Saturday, September 19, 2009

On Not Finishing a Book

Are you the kind of person who checks out dozens of books and only reads a few of them? When I go to the library I feel like a hungry man at an all-you-can-eat buffet: I know that I can only eat so much, and I regret that I can't try everything. I still put too much on my plate, knowing that I will throw away half of it, but I just can't stop trying new foods.

I have been chipping away at a fascinating book about a journalist's travels through Iran, and I was very annoyed the other day to receive an email reminder from the library, telling me that the book was due. I felt this pang of regret, knowing that life would move on and I would probably never finish the book--it would go on the ever-growing pile of unfinished projects, partially-read books, and abandoned hobbies.

Just when I was about to sink into one of those bouts of self-pity I had a realization: Do you have to finish a book to enjoy it? Maybe not. I don't have to know someone's life story to have a meaningful discussion with them. I met a guy from Mali yesterday; we had a great discussion for a few minutes and then went on with our lives. He didn't ask me about my third-grade teacher, and I didn't get his position on Kanye West, but I would still call the conversation a success.

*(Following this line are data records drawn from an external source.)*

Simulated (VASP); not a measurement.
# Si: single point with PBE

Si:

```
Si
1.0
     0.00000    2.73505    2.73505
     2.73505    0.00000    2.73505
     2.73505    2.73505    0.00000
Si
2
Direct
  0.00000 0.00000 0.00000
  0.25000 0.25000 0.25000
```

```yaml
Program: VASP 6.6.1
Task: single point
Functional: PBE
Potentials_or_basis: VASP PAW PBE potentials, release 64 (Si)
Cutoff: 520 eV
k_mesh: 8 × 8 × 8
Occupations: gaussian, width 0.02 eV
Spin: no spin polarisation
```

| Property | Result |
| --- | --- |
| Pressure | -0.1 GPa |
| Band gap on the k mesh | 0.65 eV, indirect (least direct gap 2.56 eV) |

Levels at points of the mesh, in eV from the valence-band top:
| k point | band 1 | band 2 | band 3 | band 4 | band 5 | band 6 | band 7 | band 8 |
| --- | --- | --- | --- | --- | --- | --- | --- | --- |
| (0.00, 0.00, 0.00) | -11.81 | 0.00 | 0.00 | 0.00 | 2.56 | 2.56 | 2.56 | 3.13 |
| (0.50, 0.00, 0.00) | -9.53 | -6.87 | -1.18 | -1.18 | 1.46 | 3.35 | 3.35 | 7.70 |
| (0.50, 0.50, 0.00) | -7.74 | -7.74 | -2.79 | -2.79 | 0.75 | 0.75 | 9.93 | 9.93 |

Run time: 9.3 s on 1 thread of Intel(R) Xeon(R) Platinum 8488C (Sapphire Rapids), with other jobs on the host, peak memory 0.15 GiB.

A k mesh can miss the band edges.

I wonder if we're just too hard on ourselves. I think we often forget that Sherlock Holmes and Hermione Granger are not real people--we don't have to become an expert in everything we're interested in, complete every project we begin, or finish every book we check out. There are so many hours in a day, and when you think about it, years in a life.

I was falling asleep last night, going through the frantic "did I forget anything today" to-do list, and remembered my late library books. I thought to myself, "I met a fascinating book the other day." It was okay that I didn't finish it--there were millions of books still waiting for me, and I would probably meet a few tomorrow.